Most Thai and Laotian ppl would not admit that their culture and language were actually developed from Khmer's ...
Here are some quotes from K-I media and a publication by UCLA:
What a shame!
Taken this into account, Thai King Mongkut (reigned 1851-1868) have ordered our Angkor Wat to be disassembled stone by stone and moved to Bangkok. When the task was so massive and impossible to do it. He ordered the smaller temple Prasat Ta Prohm to be disasembled instead.
http://www.lmp.ucla.edu/Profile.aspx?LangID=80&menu=004
[Thai] HISTORY
The Thai, who originated in China, migrated into the Indochina peninsula before the current era. Initially dominated by the Mon and then later, beginning in the tenth century, by the Khmer,
the Thai gained their own independence in the mid-thirteenth century. Shortly thereafter, the first script--known as the Sukhotai and distinct from that used by the Khmer--was developed for Thai.
The script now in use is a more or less modified variant of this and other intervening scripts used during the reign of other monarchs.
ORTHOGRAPHY
Thai uses a script that is basically alphabetic in nature with some elements of a syllabic system. In origin it derives from an Indic script which was adapted first by the Khmer and then the Thai.
There is a fairly good approximation between the scriptand pronunciation.
LINGUISTIC SKETCH
Thai has borrowed heavily from Mon and Khmer.

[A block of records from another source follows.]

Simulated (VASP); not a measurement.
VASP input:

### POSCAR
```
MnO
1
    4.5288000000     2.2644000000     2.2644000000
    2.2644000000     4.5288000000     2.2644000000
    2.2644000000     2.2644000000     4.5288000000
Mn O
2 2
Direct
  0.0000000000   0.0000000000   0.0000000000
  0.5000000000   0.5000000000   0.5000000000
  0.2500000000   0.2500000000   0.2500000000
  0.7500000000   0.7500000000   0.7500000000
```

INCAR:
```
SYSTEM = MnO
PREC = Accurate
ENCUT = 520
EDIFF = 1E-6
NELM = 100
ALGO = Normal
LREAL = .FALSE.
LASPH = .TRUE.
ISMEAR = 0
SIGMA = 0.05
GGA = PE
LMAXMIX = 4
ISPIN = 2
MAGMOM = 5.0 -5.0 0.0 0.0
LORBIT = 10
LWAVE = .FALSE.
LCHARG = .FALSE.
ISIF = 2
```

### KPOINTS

http://www.lmp.ucla.edu/Profile.aspx?LangID=75&menu=004
[Khmer]HISTORY
The history of the language is distinguished into several periods: Old Khmer (the seventh to eighth century), Angkor period (the ninth to fifteenth century), Middle Khmer (the sixteenth to eighteenth century), and Modern Khmer. The language is attested from the earliest periods by numerous inscriptions, and then during the Middle Khmer period by extensive writings on palm leaf manuscripts, including the Khmer version of the Ramayana, a well-known Hindu epic about Rama.
During the Angkor period, Khmer influenced the surrounding languages, especially the unrelated languages of Lao and Thai, and they borrowed heavily from Khmer.